Hi all, great idea for a thread. We’ve been running SC in Docker on AWS Cloud for about 6 months in production (using ECS) and have some experience to share. This includes:
- A container for
seedlink and slarchive
- Multiple Docker containers for seven real-time processing pipelines; including modules
scautopick, scamp, scmag, scautoloc
- A container for
scmaster and scevent
- Multiple load balanced containers for
fdsnws
At the center we have our own SeisComP base image built for Ubuntu that installs all SC dependencies, and compiles from software from source, and sets up the environment. Attached is file: base-image.zip (11.6 KB) that contains the Dockerfile for our base image and some example inventory. You will need to add a seiscomp.tar.gz with the SC source code to the folder for it to build (dependency versions are fixed so may need to be updated if the image does not build). Each deployment that runs SeisComP inherits from this base image and adds only its required specific module configuration (./etc) and supervisord configuration to start modules:
We never run modules as daemons (seiscomp start), and instead always use the exec command to make them run in the foreground. These processes are managed by supervisord which is simple Python library meant to be pid 1 in a container. Often we run multiple modules for real-time processing in a single container which is no problem with supervisord. A simple supervisord example config file that we use in our FDSNWS containers:
[supervisord]
nodaemon=true
user=root
logfile=/dev/null
logfile_maxbytes=0
[program:fdsnws]
user=sysop
command=seiscomp exec fdsnws -d "postgresql://%(ENV_DB_READ_ONLY)s" --inventory-db "file://%(ENV_INVENTORY_FILE)s"

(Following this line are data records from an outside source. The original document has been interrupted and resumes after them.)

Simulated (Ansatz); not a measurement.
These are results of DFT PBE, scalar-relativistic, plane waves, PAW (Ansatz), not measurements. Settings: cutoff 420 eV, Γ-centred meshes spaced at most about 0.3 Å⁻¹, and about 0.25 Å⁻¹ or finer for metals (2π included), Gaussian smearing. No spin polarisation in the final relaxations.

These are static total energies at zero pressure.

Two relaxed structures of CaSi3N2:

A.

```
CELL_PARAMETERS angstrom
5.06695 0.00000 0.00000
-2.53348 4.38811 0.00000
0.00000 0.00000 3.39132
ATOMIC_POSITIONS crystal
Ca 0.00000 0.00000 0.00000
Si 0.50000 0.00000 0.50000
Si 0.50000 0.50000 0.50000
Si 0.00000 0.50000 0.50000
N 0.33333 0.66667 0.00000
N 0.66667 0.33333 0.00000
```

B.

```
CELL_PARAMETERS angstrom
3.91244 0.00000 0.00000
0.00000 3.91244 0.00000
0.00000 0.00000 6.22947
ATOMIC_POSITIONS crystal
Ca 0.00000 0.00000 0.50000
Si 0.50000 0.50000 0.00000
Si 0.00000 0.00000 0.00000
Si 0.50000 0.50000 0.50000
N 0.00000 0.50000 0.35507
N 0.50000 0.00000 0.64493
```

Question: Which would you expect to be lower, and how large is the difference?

stdout_logfile=/dev/stdout
stdout_logfile_maxbytes=0
redirect_stderr=true
environment=HOME="/home/sysop/",USER="sysop"
autorestart=true
Supervisord is run: exec supervisord -c ${CONFIG_FILE} during the container init script and takes over pid 1. In the program we define the command seiscomp exec fdsnws and pass the database connection and inventory to serve.
We had a desire to make all containers stateless where possible. This ensures that we can always just swap one container for another, meaning that we can e.g., start a new FDSNWS container before bringing down the older version. Network traffic is swapped between old and new containers seamlessly with zero downtime.
There are two exceptions:
- The container running
seedlink and slarchive is not stateless because during shutdown the buffer files and state are written to a persistent disk. In order: the old container shuts down and writes its state, only then the new container starts up and reads this statefile.
- The container running
scmaster cannot be hot swapped because only one scmaster should connect to the database at a time. We make sure to bring the first container down, and only then the new container up.
Our SC database is maintained outside of the SeisComP Docker images. We use AWS RDS but it could be a standalone postsgres or mysql instance too, Dockerized or not. Furthermore, we do not use the database for inventory or configuration at all and never run seiscomp update-config. Instead:
- Inventory is maintained within the base image and not read from the database and passed to each module using the
--inventory-db flag.
- Configuration files and station bindings are maintained within the base-image and not read from the database either. We use the tool
bindings2cfg and pass the configuration to each module using the --config-db flag.
The reason is that for each image we deploy there is a version, and we want each version to have a specific configuration and inventory. This would be much harder to guarantee if this information was maintained in a database that can be modified outside of the containers.
SC and it’s messaging system are well suited for running processes in different containers or servers. All you need to do is pass the connection string to the messaging system and sometimes database to the various containers.